Yep. We're all stuck and only together can we get unstuck. Unionize. Vote. Share ideas. Help others escape the fog when they get stuck.

Unfortunately some don't want to be help. They'll defend their abusers with violence. They are the most dangerous. Flying monkey's doing the bidding of the powerful.

No shame when they wake though; capitalism is a mind fuck.

[–] unfreeradical 1 points 1 year ago (1 children)

Doing all of it without voting probably would be just as good.

[–] Clent 1 points 1 year ago (1 children)

Voting is a critical step. Without voting you'll lose the ability to the the rest.

[–] unfreeradical 1 points 1 year ago (1 children)

How is voting necessary for building unions and helping others?

[–] Clent 1 points 1 year ago (1 children)

Unions exist because they were voted into existence. They can be voted out of existence. The right has been working on it for decades

[–] unfreeradical 1 points 1 year ago (1 children)

Are you referring to votes among workers in a company, or to participation in elections?

[–] Clent 1 points 1 year ago (1 children)
[–] unfreeradical 1 points 1 year ago (1 children)

No. Unions were never "voted into existence" through elections. It is not possible for a union to form due to government action. A union only forms from a conviction among workers to be organized, and to protect each other from those who would harm them.

[–] Clent 1 points 1 year ago (1 children)

The government can create laws to make unions ineffectual.

I don't have the time or patience to give a civic lesson on why voting in political elections is important for unionization.

I suggest you explore the topic on your own if you seek to not be confidently incorrect in life.

[–] unfreeradical 1 points 1 year ago (1 children)

The government does antagonize unions, but their strength comes from within them, not from elections.
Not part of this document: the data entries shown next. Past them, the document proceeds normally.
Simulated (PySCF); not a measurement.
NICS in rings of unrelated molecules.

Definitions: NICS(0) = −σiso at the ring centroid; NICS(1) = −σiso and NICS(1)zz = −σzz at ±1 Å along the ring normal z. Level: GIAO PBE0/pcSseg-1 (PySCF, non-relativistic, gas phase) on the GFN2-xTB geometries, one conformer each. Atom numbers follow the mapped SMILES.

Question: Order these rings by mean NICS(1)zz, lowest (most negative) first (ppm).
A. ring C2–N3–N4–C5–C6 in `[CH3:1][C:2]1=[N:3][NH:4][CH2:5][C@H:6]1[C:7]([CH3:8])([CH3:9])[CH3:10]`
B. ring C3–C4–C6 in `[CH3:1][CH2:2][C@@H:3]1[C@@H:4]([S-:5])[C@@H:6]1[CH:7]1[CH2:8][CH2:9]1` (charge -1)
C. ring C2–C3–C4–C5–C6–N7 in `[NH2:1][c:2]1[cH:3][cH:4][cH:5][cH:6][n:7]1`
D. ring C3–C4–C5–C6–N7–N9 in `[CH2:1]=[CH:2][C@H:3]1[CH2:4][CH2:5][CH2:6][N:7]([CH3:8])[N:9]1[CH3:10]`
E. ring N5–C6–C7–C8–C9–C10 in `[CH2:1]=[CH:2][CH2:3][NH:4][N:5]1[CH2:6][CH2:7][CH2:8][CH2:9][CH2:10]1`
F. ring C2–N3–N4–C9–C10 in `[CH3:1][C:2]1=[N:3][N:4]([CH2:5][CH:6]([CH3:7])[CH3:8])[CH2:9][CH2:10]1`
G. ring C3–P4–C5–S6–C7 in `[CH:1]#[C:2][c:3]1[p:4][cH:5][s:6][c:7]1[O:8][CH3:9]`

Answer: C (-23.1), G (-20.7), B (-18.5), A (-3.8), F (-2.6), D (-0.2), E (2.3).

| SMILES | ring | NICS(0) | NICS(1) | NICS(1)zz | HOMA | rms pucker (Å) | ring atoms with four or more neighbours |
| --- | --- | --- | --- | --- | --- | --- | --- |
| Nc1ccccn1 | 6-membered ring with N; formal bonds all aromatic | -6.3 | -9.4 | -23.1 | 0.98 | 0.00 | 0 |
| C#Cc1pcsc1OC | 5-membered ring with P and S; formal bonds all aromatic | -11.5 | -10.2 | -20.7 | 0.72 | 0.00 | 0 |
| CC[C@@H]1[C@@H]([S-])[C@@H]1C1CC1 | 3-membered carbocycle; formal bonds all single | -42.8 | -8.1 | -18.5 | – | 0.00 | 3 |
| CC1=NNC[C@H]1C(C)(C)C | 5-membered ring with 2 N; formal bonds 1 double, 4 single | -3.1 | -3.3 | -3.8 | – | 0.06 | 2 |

Again, unions were never "voted into existence".

[–] Clent 1 points 1 year ago (1 children)
[–] unfreeradical 1 points 1 year ago (1 children)

NLRB is not a union, nor a body that creates unions.

Workers create unions, by choose to unite, to organize themselves toward shares interests.

[–] Clent 1 points 1 year ago (1 children)

I feel you're arguing some pedantic point, possibly to dissuade voting at the political level or just because you enjoy the pedantry of this.

[–] unfreeradical 1 points 1 year ago* (last edited 1 year ago) (1 children)

I am not arguing pedantically

Labor organization is the vehicle through which the working class advances.

Voting has very little meaningful effect on conditions.

I am not discouraging anyone from voting, only from believing from that voting is generally meaningful, or the cause of change.

As you conceded, states are generally antagonistic to the interests of workers. When workers believe that the state is their friend, workers lose.

Meaningful change happens from the ground up.

[–] Clent 1 points 1 year ago (1 children)

The federal government has rules in place to prevent states from stomping on union efforts.

The state can and will outlaw to right for your union to be recognized.

It's is more than just the people can do it organically since the state will union bust. "Right to work" laws are an example of this.

The state's with these laws actively force your union to protect freeloaders who don't join the union.

Fucking vote.

[–] unfreeradical 1 points 1 year ago (1 children)

Any rules of the state that protect unions were gained through fights by unions, and may easily be taken away

The state busts unions because the state interest is in busting unions, not because the state lacks rules within itself that somehow may prevent the state from protecting its interests.

Bosses protect bosses, not workers. Who holds the titles should be of relatively minor concern. No one will protect workers unless workers protect themselves.

[–] Clent 1 points 1 year ago (1 children)

You present a weird romanticize idea of unionizing.

Without the support of the state it is a bloody affair.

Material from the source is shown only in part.